Christiane Amanpour, one of the world's most honored and distinguished journalists and rumored to be its highest paid, deftly moderated her inaugural broadcast of This Week, ABC's Sunday news program counterpart to NBC's Meet the Press.
(Read Profile of Christiane Amanpour, ABC "This Week" Moderator for details of her family background, decades of experience and extraordinary newsmaker access, and accolades.)
To my delight, Amanpour firmly placed her global-perspective stamp on the program, especially on the famed round-table, where conservative Washington Post columnist George Will pointedly fumed and glared in obvious anger at who-knows-or-cares-what. (Loss of control? Moderation by a woman? First-time inclusion of a foreign journalist in round-table chat?)
And Amanpour intelligently controlled round-table discussion, limiting remarks to several top issues and not allowing Will, liberal economist Paul Krugman, or Democratic strategist Donna Brazile to descend into the fake-outrage, often racially-tinged non-issues of the day and or silly, time-wasting partisanship.
Amanpour ruffled some conservative feathers when she introduced the weekly roster of U.S. soldiers killed in war by paying tribute to "all of those who died in war." Eccentric Washington Post TV critic Tom Shales ludicrously twisted this into Amanpour suggesting "that our mourning extend to members of the Taliban."
Amanpour strongly pressed Speaker Nancy Pelosi for her personal view of the War in Afghanistan, and quite interestingly, pushed Defense Secretary Robert Gates sufficiently with her firsthand knowledge of Middle East affairs to cause Gates to flinch, then admit that "... we are not leaving Afghanistan in July of 2011. We are beginning a transition process... "
After 27 years at CNN, Amanpour doesn't (yet) exude the splashy pizazz or ratings-grabbing prettiness that CBS, NBC, ABC and Fox still require of female anchors and moderators. (Think ABC's Diane Sawyer, NBC's Katie Couric, and especially, CBS's glamorous Lara Logan.)
Instead, in her debut as ABC This Week moderator, Christiane Amanpour displayed steely intelligence, unflappability, dignity, and a refreshing, fearless drive for raw truth, rather than slickly canned answers and political "truthiness."
I suppose this morning-after outrage is, as the New York Times penned this morning, "because cable talk shows have grown so heated and inane, dominated by the loud, the proud and the sanctimonious, the Sunday programs are usually sedate and dispassionate... " And frankly, far too chummy for the D.C. press corps to ferret out any semblance of unvarnished truth.
I say BRAVO for Ms. Amanpour! Read about her in detail at Profile of Christiane Amanpour, ABC "This Week" Moderator .

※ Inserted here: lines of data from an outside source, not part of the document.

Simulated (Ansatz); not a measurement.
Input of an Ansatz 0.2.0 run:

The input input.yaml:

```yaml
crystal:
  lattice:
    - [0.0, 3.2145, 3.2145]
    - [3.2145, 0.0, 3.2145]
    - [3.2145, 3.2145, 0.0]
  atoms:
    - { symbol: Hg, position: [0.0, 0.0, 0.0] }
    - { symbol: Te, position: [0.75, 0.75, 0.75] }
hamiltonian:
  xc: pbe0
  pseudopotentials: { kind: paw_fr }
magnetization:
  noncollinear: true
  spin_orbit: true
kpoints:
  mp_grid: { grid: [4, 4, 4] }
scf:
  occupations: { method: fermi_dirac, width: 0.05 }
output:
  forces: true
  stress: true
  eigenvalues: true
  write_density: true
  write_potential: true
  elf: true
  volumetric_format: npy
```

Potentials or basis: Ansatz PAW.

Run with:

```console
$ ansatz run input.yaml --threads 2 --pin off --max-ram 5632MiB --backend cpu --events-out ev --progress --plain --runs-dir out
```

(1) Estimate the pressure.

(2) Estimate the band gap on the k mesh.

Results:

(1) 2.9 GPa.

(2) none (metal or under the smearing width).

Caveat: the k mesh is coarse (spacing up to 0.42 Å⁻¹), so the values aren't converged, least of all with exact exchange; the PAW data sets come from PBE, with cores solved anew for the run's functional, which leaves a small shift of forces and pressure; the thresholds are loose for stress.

I can scarcely wait for her to interview some of the worst offenders of Sunday morning bluster, from blowhard Sen. John McCain pontificating on anything and everything, to Obama Senior Advisor David Axelrod, who can cartoonishly say absolutely nothing for longer than anyone else in Washington.


Comments
I was absolutely delighted to watch Christiane’s debut program on Sunday. I thought she was just terrific, a real pro, completely in command. She was very on-top-of-her subject matter, did not indulge anyone in their “schticks”, moved the topics clearly, pointedly and swiftly so we didn’t get stuck in a guest’s propaganda. All in all, she took a moribund program and breathed life-saving oxygen into it, so I shall surely watch next Sunday.
I dont think Deborah was watching the same “This Week” as I…..
I’ve never been impressed by Ms Amanpour, and she’s equally annoying in this role. I did watch, not sure why. Like most viewers, I’m sure I’ll never tune in again. She’s not as intelligent as she pretends to be. It turns one off.
She has more substance than other anchors, she has the all to common trait of bringing her viewpoint to her reporting.
Why is she no longer at this week? What happen? I think she is the best
anchor for this week on Sundays and now it’s George Stephanophelos?
I George ambition to be all over ABC?